I want to implement a media recommendation engine. I saw a similar posts on this, but I think my requirements are bit different from those, so posting here.

Here is the deal.

I want to implement a recommendation engine for media players like VLC, which would be an engine that has to care for only single user. Like, it would be embedded in a media player on a PC which is typically used by single user. And it will start learning the likes and dislikes of the user and gradually learns what a user likes. Here it will not be able to find similar users for using their data for recommendation as its a single user system. So how to go about this?

Or you can consider it as a recommendation engine that has to be put in say iPods, which has to learn about a single user and recommend music/Movies from the collections it has.

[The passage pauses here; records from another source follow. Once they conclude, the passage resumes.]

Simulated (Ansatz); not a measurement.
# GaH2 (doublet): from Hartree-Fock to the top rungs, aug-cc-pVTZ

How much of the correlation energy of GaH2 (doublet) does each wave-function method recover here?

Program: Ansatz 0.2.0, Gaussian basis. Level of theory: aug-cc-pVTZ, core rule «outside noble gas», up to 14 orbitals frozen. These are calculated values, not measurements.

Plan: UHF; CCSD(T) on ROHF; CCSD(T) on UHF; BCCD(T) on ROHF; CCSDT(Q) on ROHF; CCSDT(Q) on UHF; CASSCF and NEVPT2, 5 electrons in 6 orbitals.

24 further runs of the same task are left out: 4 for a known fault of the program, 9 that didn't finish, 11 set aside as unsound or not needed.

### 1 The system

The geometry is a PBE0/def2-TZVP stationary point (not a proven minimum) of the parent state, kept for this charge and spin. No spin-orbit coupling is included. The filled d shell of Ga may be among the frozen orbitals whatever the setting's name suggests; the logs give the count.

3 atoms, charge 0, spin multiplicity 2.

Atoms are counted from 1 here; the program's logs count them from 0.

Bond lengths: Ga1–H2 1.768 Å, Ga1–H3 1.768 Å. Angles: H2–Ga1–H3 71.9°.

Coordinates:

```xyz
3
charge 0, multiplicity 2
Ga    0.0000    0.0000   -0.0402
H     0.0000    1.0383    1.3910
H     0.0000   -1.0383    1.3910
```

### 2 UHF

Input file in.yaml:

I thought of start collecting the genre of music/movies (maybe even artist name) that user watches and recommend movies from the most watched Genre, but it look very crude, isn't it?

So is there any algorithms I can use or any resources I can refer up to?

Regards,

MicroKernel :)

+2  A: 

What you're trying to do is quite challenging... particularly because it's still in the research stage and a lot of PHDs from reputable universities across the world are trying to get a good solution for that.

SO here are some things that you might need:

  1. Data that you can analyze:
    • Lots, and lots, and lots of data!
    • It could be meta data about the media (name, duration, title, author, style, etc.)
    • Or you can try to do some crazy feature extraction from the media itself.
  2. References to correlate the data to.
    • Since you can't get other users, you always need the user feedback.
    • If you don't want to annoy your user to death with feedback questions, then make your application connect to a central server so you can compare users.
  3. An algorithm that can model your data sufficiently well.

The winners of the NetFlix prize said this:

Predictive accuracy is substantially improved when blending multiple predictors. Our experience is that most efforts should be concentrated in deriving substantially different approaches, rather than refining a single technique. Consequently, our solution is an ensemble of many methods.

Conclusion:

There is no silver bullet for recommendation engines and it takes years of exploration to find a good combination of algorithms that produce sufficient results. :)

Lirik
Thanks for the detailed answer. Hmm, it looks really challenging then!!!
Microkernel
@Microkernel, well... let's just say it's not *exactly* an easy thing to do.